Top US General: Political Conditions Don’t Merit US Troop Withdrawal at Present

Top US General: Political Conditions Don’t Merit US Troop Withdrawal at Present

Reporterly

Reporterly Reporterly

9 Mar 2019

Political conditions in Afghanistan do not give a green signal for a U.S. military withdrawal presently, according to US General Joseph Votel.

“The political conditions, where we are in the reconciliation right now, don’t merit that,” Central Command chief Gen. Joseph Votel told the House Armed Services Committee.

On Thursday, Votel stressed that he has not received any orders to withdraw from Afghanistan. Votel also indicated that Afghan forces are still not to ready fight the insurgents on their own if the United States stick to the plan of withdrawing troops prior to a peace deal between the Taliban and the Afghan government. “My assessment is the Afghan forces are dependent upon the coalition support that we provide to them,” Votel said.

Although Gen Votel expressed optimism about the progress being made in the peace talks between US and Taliban he still testified that “It is a difficult problem. We are still at the front end of this. I acknowledge that, and we have a ways to go.”

Lawmakers from both parties in the US have expressed skepticism at the prospect for successful peace negotiations with the Taliban as several of them believe that the Afghan government has yet to be brought into the talks.

Votel’s testimony to the committee comes as the Trump administration’s special envoy for Afghanistan Reconciliation, Zalmay Khalilzad, has been involved in exhaustive talks with the Taliban.

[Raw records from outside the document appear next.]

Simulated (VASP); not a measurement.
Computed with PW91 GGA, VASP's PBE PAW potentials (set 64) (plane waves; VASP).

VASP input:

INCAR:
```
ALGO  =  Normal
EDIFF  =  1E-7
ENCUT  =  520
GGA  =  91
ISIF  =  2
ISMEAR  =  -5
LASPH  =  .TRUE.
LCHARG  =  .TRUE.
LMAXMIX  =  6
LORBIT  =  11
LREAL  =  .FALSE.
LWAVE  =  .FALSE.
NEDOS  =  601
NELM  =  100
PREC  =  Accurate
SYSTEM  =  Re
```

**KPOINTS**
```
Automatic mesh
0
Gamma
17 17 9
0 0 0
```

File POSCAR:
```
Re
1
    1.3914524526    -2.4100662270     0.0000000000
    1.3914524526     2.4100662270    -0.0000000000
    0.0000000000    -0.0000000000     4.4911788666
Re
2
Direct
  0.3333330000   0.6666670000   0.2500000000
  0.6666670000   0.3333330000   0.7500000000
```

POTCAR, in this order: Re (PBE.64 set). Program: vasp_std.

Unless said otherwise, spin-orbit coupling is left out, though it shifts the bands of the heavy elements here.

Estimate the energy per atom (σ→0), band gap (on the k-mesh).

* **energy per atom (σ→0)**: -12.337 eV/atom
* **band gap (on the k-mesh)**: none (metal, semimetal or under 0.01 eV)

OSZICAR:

As part of a plan, the Pentagon has reportedly proposed a plan that would see all U.S. troops leave Afghanistan in the next three to five years. The Taliban, though, has reportedly rejected the proposal, demanding all foreign forces leave Afghanistan within a year.

Under the reported American proposal, the United States would withdraw roughly half of its 14,000 troops in the next few months, and the remaining troops would focus on the counterterrorism mission. The train-advise-assist mission would fall to the European and Australian troops in Afghanistan.